As girls most of us dreamed of being one of the Supremes with Diana Ross. It was just a natural fit for all of us right? Okay some of us. This week we’re inspired the Queen herself Miss Diana Ross..
Diana Ross was born on March 26, 1944, in Detroit, Michigan. She began singing with friends as a teenager, and eventually formed the groundbreaking 1960s trio the Supremes, going on to have hits like “Come See About Me” and “You Can’t Hurry Love.” Ross left for a solo career in 1969, later reaching No. 1 with hits like “Ain’t No Mountain High Enough” and “Love Hangover.” She starred in the films Mahogany and Lady Sings the Blues as well, earning an Oscar nomination for the latter. Despite personal and professional ups and downs, Ross has withstood the test of time as a performer with a career that spans more than four decades. (Information provided by Bio.com)
Recently (November 21,2015) Diana called daughter, Tracee Ellis Ross up on stage to sing Lady Sings the Blues. On camera Diana seems like this vibrant singer and Tracee seems to be more of a funny “class clown” type so it’s so easy to love them both right? Take a look at the video NOW.. It’s so cute..
Tracee wrote the following one her Facebook page about the memorable moment with her mom:
Last week, in Vegas, my mom, out of nowhere, stopped her show and asked me to come onstage and sing. I think the last time my mom asked me to sing I was 5 or 6 years old. I swear at first I thought she said Evan (my brother, a singer, who was also there). But then I realized she said my name, and before I could think, I was walking toward the stage!
Now, I’m not afraid of much. I used to be afraid of everything. I was shy as a child. Probably tough to believe but it’s true. I still get nervous all the time, but I never let it stop me and I’m certainly not afraid of performing. But, somehow, by the time I stepped onto the stage it was as if I was 6 years old again! There’s something about singing….. It’s no joke trying to do that as the child of DIANA ROSS, let alone while standing by her side on stage. Plus, when you’re nervous, it’s hard to hear, it’s hard to breathe, and it’s hard to be present. These are all important things when you are singing!

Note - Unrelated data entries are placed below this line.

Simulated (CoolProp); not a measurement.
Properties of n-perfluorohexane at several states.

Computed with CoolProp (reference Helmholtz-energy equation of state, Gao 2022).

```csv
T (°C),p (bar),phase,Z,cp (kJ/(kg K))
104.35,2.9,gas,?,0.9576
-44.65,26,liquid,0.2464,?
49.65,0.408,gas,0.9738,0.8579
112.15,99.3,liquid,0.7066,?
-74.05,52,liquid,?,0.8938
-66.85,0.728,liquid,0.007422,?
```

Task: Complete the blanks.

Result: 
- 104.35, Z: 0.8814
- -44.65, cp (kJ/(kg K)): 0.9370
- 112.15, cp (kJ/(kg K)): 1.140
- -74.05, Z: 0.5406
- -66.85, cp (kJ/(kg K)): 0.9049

Anyway, here it is, me stepping on stage with my mom, fighting through so many childhood fears and fantasies. There is no way to describe the pressure, the fear of what it feels like to allow my voice to be heard as Diana Ross’ child.
All my life I have witnessed her as Diana Ross the icon and Diana Ross the mother, and I have experienced her seamlessly bridge this incredible dichotomy with grace and ease. She is a nurturing and fierce mom, intimate and ancient, in a setting that isn’t meant to support mothering: on stage with the whole world watching. There is a way in which she creates privacy and makes space for the sacred in the most public of settings. It is profound, and defines an infinite depth and wisdom that my mom holds. She has always carved out space for her children. I have always known I was the priority.
Well here I am, a grown woman with so many thoughts and feelings colluding and colliding. Here is my voice, as much as I could let out.
My favorite part was me burying my head into her shoulder. It has been ages since I’ve hidden so deeply in my mother’s embrace and it was awesome.